In this tutorial we will learn how to access, interact, and aggregate AMRDC data and metadata via the public API (application programming interface). Along the way, we will learn a bit about the architecture of APIs, HTTP requests, and wrangling data streams in Python.

This tutorial assumes you have Python 3.xx installed, along with either the `pip` tool or an active `conda` environment.

Alternately, you can execute the code directly in this notebook by opening it in Google Colab or downloading the `.ipynb` file and opening it in your favorite interactive notebook environment.

For a more technical treatment of this topic, refer to the [Official CKAN API Guide](https://docs.ckan.org/en/2.10/api/index.html).
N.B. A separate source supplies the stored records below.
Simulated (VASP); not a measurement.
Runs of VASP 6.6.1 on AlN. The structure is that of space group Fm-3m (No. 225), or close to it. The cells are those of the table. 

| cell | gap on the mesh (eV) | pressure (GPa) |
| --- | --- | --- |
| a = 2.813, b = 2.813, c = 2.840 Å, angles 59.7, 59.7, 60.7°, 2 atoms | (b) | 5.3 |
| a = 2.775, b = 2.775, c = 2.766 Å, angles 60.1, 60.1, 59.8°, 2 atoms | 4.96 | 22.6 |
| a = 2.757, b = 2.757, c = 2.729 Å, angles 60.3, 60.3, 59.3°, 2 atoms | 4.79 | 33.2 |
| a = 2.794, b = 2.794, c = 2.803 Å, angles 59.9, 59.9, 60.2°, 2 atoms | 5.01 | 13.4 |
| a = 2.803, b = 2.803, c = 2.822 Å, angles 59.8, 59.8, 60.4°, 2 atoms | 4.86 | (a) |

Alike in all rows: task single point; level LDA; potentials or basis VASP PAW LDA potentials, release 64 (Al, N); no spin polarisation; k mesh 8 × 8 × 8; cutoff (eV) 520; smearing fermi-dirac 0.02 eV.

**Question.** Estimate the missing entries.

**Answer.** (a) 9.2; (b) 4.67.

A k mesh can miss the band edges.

## Accessing the repository using the `requests` library

We'll start by importing the `requests` library, which we can use to make simple HTTP GET and POST requests.

In [None]:
import requests

We're ready to make our first API call.

In [None]:
## Request a list of datasets from the repository
## requests.get() returns a `Response` object, which can be cast to a dict using .json()
response = requests.get('https://amrdcdata.ssec.wisc.edu/api/action/package_list').json()

## We then access the results using the 'result' key.
amrdc_datasets = response['result']

## Let's count how many datasets are in the repo.
len(amrdc_datasets)

4507

In [None]:
## Okay, that worked. Now let's use this list to look for Byrd AWS datasets.
byrd_aws_datasets = [dataset for dataset in amrdc_datasets if "byrd" in dataset]
len(byrd_aws_datasets)

91

In [None]:
## Great. Now say we want only Byrd AWS datasets from 1999....
byrd_aws_1999_datasets = [dataset for dataset in amrdc_datasets['result'] if all(word in dataset for word in ["byrd", "1999"])]
byrd_aws_1999_datasets

['byrd-automatic-weather-station-1999-reader-format-three-hour-observational-data',
 'byrd-automatic-weather-station-1999-unmodified-ten-minute-observational-data']

You can use these results as static URLs by appending them to `https://amrdcdata.ssec.wisc.edu/dataset/`. Visit [this link](https://amrdcdata.ssec.wisc.edu/dataset/byrd-automatic-weather-station-1999-unmodified-ten-minute-observational-data) in your browser to access the data.

This method works, but it's inefficient and unintuitive. Surely there has to be a better way....

## Accessing the repository using the `ckanapi` library

The `ckanapi` library is a simple, powerful wrapper for programmatically communicating with the CKAN API.

Install it with `pip install ckanapi` or `conda install -c conda-forge ckanapi`.

In [None]:
%pip install ckanapi
import ckanapi

Looking in indexes: https://pypi.org/simple, https://us-python.pkg.dev/colab-wheels/public/simple/
Collecting ckanapi
  Downloading ckanapi-4.7.tar.gz (33 kB)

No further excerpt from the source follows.